Those who are familiar with XPath know that some axes, such as preceding::
, are reverse axes. And if you put a positional predicate on an expression built with a reverse axis, you may be counting backward instead of forward. E.g.
$foo/preceding-sibling::*[1]
returns the preceding sibling element just before $foo
, not the first preceding sibling element (in document order).
But then you encounter variations where this rule seems to be broken, depending on how far removed the positional predicate is from the reverse axis. E.g.
($foo/preceding-sibling::*)[1]
counts forward from the beginning of the document, not backward from $foo
.
Today I was writing some code where I had an expression like
$foo/preceding::bar[not(parent::baz)][1]
I wanted to be counting backwards from $foo
. But was my positional predicate too far removed from the preceding::
axis? Had the expression lost its reverse direction before I added the [1]
? I thought it probably wouldn't work, so I changed it to
$foo/preceding::bar[not(parent::baz)][last()]
but then I wasn't really sure of the direction, so I put in parentheses to make sure:
($foo/preceding::bar[not(parent::baz)])[last()]
However, the extra parentheses are a bit confusing, and I thought the expression might be less efficient, if it really has to count from the beginning of the (large) input document instead of backward from $foo
. Was it really necessary to do it this way?

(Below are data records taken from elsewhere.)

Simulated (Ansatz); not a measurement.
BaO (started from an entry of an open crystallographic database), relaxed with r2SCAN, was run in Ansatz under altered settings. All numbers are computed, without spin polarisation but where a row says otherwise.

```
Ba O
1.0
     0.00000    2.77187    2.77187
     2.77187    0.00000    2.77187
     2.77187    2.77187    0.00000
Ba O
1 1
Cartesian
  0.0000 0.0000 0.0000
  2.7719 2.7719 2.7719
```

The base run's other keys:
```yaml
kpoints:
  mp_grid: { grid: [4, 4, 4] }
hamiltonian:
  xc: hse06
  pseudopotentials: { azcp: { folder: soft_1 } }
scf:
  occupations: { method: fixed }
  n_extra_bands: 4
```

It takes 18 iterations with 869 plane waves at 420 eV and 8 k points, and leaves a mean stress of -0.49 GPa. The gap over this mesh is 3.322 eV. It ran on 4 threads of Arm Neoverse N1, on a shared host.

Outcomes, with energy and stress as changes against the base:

Finally I tested the original expression, and found to my surprise that it worked! So the intervening [not(parent::baz)]
had not caused the expression to lose its reverse direction after all.
That problem was solved, but I've come to the point where I'd like to get a better handle on when I can expect the reverse direction of an axis to apply. My question is: At what point(s) does an XPath expression using a reverse axis lose its reverse direction?
I believe I've found the answer now, so I'll answer my own question. But I couldn't find the answer on SO, and it's something that has bothered me long enough that it was worth asking and answering here.